Two different events?

Quick question about a relativity calculation. Scenario: conveyor belt going at 0.5c. At t= 0 Observer A is on the floor at x = 0 next to, but not on the conveyor belt. Observer A sees Observer B on the conveyor belt at t = 0 x = 0 smashing through a opaque sugar glass pane wearing body clock suit which is displaying the time as t'=0 and stamping observer B's forehead with that time. I'll refer to that as Event X. Observer B agrees with Observer A that its clock was saying t'=0, and that t'=0 has been stamped on its forehead at Event X. Observer C according to Observer A was at x = c on the conveyor belt at t = 0. With my calculations, Observer C would be stating that Event X happened at t' = -0.57735. Presumably this would mean that the B's clock would have been displaying t'=-0.57735 as it smashed through the opaque sugar glass, and presumably that would suggest -0.57735 had been stamped on the forehead. Which would seem to describe a different event. Have I understood this correctly?

 

I may have made a mistake in the calculation.
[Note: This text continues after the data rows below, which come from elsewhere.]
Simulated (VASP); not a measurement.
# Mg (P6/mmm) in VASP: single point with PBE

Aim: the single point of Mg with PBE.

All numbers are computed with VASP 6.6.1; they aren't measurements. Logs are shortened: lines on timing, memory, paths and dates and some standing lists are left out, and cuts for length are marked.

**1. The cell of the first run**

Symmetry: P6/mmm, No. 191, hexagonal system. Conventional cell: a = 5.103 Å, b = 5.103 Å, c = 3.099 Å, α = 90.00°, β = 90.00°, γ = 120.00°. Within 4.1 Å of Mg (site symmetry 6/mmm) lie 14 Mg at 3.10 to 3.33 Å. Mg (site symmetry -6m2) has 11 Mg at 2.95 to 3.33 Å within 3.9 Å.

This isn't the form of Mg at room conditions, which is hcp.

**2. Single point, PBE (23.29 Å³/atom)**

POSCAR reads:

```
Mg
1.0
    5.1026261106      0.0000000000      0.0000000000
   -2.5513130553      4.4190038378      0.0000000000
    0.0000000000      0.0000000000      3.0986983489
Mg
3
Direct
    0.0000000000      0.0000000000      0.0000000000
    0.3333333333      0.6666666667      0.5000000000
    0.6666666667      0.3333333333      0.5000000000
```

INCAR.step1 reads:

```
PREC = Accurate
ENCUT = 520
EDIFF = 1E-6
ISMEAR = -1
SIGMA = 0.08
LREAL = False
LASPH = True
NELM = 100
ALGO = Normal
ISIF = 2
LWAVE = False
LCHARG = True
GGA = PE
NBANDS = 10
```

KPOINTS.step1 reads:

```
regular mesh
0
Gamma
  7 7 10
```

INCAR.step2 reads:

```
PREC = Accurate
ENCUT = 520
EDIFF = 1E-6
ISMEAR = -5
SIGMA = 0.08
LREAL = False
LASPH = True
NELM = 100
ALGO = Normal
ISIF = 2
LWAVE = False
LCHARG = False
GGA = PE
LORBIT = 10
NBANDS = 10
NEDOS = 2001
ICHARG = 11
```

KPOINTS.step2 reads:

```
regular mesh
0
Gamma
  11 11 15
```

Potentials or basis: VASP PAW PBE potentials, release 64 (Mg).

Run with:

gamma = 1/sqrt(1 - ((v * v) / (c * c)))
= 1/sqrt(1 - ((0.5c * 0.5c) / (c * c))
= 1/sqrt(1 - 0.25)
= 1/sqrt(0.75)
= 1.1547 (approx)

t' = gamma * (t - ((v * x)/(c * c)))

So x and t are from Observer A's perspective, and used to calculate the perspectives of Observer B and Observer C

So for Observer B:
t'= 1.1547 (0 - ((0.5c * 0) / (c * c)))
t'= 0

for Observer C:
t'0 = 1.1547 (0 - ((0.5c * c) / (c * c)))
t'0 = 1.1547 (-0.5)
t'0 = -0.57735

Have I made a mistake?

 

Sorry I have I can see it, the Event X is at x = 0 and so the calculation for Observer C is inappropriate.

 

Yes thanks you're right :)

 

What if the body clock suit also stamped on the Observer B's forehead the time it saw on Observer A's body clock? I'm assuming what I was using as the Observer C calculation
t' = 1.1547 (0 - ((0.5c * c) / (c * c)))
t' = 1.1547 (-0.5)
t' = -0.57735

was when Observer C is saying t = 0 at x = 0, yet wouldn't there be evidence on Observer B's head that from Observer C's rest frame the event of Observer A's clock equalling t = 0 was at t' = 0, or is it that they are both equally right concerning what time it was when t = 0?

 

Or is it when t = 0 at x = c?

 

Sorry I think I've been using the equations with one at rest at x = 0, t = 0 and the other at velocity v at x, and then using the equations for an account of how one sees the other. Which as you can see has lead to some confusion on my part with me flip flopping over what the x represents. But I can now see that t' and t are both considered the same for all events in their respective rest frames, and the equation I used for observer C just shows that if there had of been an observer D at rest with observer A at x = c then observer C would say its clock wasn't in synch with observer A's.